Ping a Specific Port

Question

André Fernandes

Asked: 2017-06-13 09:33:00 +0800 CST2017-06-13 09:33:00 +0800 CST 2017-06-13 09:33:00 +0800 CST

BIND ICMP Port Unreachable responses

772

I'm experiencing random issues on a DNS resolver running BIND 9.8.2 (RHEL6) behind a loadbalancer.

The loadbalancer is actively probing the server with a DNS query to find if it's alive, and every now and then it gets a "Connection refused" (ICMP) for port 53, which briefly makes the server unavailable for service in the loadbalancer server pool.

This happens intermittently (the LB probes every 10 seconds, and we usually see 1 or 2 failures, followed by successes) for several minutes at a time, and then stops, it happens during peak load times but it has been detected when the traffic is at the lowest.

When the issue occurs BIND is up and running, which makes the "connection refused" message confusing, I would expect that from a server with no listening service on port 53, which is not the case. Even if the DNS resolution failed for the probing record, the answer would be a NXDOMAIN or SERVFAIL, not a flat-out UDP rejection.

The query logs don't show the failing probes, which means the UDP packet is rejected before being delivered to BIND for processing.

My best guess is that this is caused by resource exhaustion of some sort, but I can't figure out what exactly. We're monitoring open file descriptors, net.netfilter.nf_conntrack_count, CPU, memory, recursive-clients, etc. and none of those indicators even approach the limits when the issue hits.
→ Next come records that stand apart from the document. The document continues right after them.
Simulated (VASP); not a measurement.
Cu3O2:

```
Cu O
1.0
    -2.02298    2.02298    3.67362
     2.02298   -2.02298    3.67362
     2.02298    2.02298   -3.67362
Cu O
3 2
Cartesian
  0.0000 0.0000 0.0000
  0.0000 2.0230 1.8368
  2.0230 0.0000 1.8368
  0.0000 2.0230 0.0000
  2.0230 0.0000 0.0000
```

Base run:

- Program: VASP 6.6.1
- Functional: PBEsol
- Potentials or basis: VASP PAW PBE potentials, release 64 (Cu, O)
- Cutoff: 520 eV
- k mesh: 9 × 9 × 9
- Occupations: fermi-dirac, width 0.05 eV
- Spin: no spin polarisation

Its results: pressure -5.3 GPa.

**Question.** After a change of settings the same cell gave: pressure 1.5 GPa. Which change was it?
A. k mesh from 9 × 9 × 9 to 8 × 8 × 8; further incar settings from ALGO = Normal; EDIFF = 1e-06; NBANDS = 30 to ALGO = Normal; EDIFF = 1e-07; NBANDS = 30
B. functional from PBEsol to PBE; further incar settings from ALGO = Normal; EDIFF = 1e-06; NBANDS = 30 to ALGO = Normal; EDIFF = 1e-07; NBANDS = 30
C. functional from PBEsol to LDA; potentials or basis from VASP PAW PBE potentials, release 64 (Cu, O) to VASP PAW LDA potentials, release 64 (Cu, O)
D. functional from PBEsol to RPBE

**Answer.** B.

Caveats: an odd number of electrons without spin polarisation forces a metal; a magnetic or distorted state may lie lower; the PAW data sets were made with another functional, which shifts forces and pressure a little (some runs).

None of the log files has any relevant error messages at the times when the issue occurs.

So, my question: what networking metrics/parameters should I look into?

Configuration

/etc/sysconfig/named

OPTIONS="-4 -n10 -S 8096 "

named.conf

options {
        directory "/var/named";
        pid-file "/var/run/named/named.pid";
        statistics-file "/var/named/named.stats";
        dump-file "/var/named/named_dump.db";
        zone-statistics yes;
        version "Not disclosed";
        listen-on-v6 { any; };
        allow-query { clients; privatenets; };
        recursion yes;                             // default
        allow-recursion { clients; privatenets; };
        allow-query-cache { clients; privatenets; };
        recursive-clients 10000;
        resolver-query-timeout 5;
        dnssec-validation no;
        //querylog no;

        allow-transfer { xfer; };
        transfer-format many-answers;
        max-transfer-time-in 10;
        notify yes;                                // default

        blackhole { bogusnets; };

        // avoid reserved ports
        avoid-v4-udp-ports { 1935; 2605; 4321; 6514; range 8610 8614; };
        avoid-v6-udp-ports { 1935; 2605; 4321; 6514; range 8610 8614; };

        max-cache-ttl 10800; // 3h

        response-policy {
                zone "rpz";
                zone "rpz2";
                zone "static";
        };
        rate-limit {
                window 2; // seconds rolling window
                ipv4-prefix-length 32;

                nxdomains-per-second 5;
                nodata-per-second 3;
                errors-per-second 3;
        };
};

Edit: UDP receive errors

$ netstat -su
IcmpMsg:
    InType3: 1031554
    InType8: 115696
    InType11: 178078
    OutType0: 115696
    OutType3: 502911
    OutType11: 3
Udp:
    27777696664 packets received
    498707 packets to unknown port received.
    262343581 packet receive errors
    53292481120 packets sent
    RcvbufErrors: 273483
    SndbufErrors: 3266
UdpLite:
IpExt:
    InMcastPkts: 6
    InOctets: 2371795573882
    OutOctets: 13360262499718
    InMcastOctets: 216

Edit 2: network memory sizing

$ cat /proc/sys/net/core/rmem_max
67108864
$ cat /proc/sys/net/ipv4/udp_mem
752928  1003904 1505856

~~Edit 3: No issue with UdpInErrors~~

~~Had a probe failure event with no corresponding increase in UDP packet receive errors, so that seems to be ruled out as a cause.~~

Edit 4: there may be 2 issues at play here, some instances of failures have corresponding UdpInErrors increases, and some don't

I've found an occurrence which correlates to a problem with UDP receive errors:

I have already increased the kernel memory values to:

# cat /proc/sys/net/core/wmem_max
67108864
# cat /proc/sys/net/core/rmem_max
67108864
# cat /proc/sys/net/ipv4/udp_rmem_min
8192
# cat /proc/sys/net/ipv4/udp_wmem_min
8192

It does not seem to be load-related, similar servers with the same and even bigger workloads show no issues, while at the same time the other server behind the same loadbalancer showed the exact same behaviour during that time period.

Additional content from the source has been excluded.